The Tara is one of the very best hotels I’ve stayed in anywhere. Purpose built as a hotel, so well laid out with elevator next to reception, and breakfast room nearby. Brekky was truly excellent.
We set off for the Titanic exhibition, thinking that it would take a couple of hours. It took 5. Rather than drive there and park it was easier to take the train. We forgot to take pounds, we had only euros and credit cards. That’s all we needed.

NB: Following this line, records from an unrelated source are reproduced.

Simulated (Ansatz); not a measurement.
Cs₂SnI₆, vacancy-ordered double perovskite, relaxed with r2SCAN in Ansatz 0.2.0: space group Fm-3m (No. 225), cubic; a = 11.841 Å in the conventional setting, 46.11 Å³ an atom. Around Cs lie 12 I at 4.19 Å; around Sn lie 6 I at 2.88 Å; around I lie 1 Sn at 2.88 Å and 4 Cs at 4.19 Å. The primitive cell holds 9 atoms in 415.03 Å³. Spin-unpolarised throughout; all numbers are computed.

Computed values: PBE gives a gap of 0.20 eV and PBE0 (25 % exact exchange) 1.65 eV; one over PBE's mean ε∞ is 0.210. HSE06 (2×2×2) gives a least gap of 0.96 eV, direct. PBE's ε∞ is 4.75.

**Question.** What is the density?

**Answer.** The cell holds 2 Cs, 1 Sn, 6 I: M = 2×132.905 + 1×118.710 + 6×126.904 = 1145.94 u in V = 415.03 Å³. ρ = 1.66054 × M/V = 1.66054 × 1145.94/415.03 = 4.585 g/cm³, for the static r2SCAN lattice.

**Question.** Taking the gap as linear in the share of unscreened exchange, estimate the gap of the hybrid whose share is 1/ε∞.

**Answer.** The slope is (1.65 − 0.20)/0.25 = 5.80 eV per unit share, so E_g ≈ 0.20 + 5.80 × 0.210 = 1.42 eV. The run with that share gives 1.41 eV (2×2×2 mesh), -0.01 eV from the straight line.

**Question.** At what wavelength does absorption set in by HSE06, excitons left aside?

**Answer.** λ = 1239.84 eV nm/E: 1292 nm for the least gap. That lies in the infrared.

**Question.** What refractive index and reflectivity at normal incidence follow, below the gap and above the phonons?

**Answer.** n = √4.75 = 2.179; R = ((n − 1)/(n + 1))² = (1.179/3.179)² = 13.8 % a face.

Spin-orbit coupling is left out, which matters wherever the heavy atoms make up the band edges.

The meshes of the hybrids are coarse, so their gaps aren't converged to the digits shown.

I thought the Titanic exhibition was really terrific, and good value for £18.50. It showed how Belfast had the skilled workforce, industrial capacity and capital to built the largest three ships in the world, two simultaneously, due to its existing ship building, flax weaving, rope making, tobacco and ancillary industries. Good audio visual displays, a “ghost train” ride through the hull during its construction. All the stages of construction, launch, fit out, the fateful voyage, and even a theatre showing video of the real ship 3800m down in the Atlantic, taken in 2012. Also a lot about how the workers lived, all the main characters in the drama, the US and English inquests. Somehow though, no real mention of Captain Edward Smith’s decision, on a calm, clear night, to post a couple of lookouts and steam at 21 knots into an iceberg field he knew lay ahead. The Californian had recently radioed she was stopped, surrounded by icebergs, just 20 nautical miles north of Titanic’s track. Of course, most of us today would never have heard of Titanic if she had not sunk in such circumstances on her maiden voyage.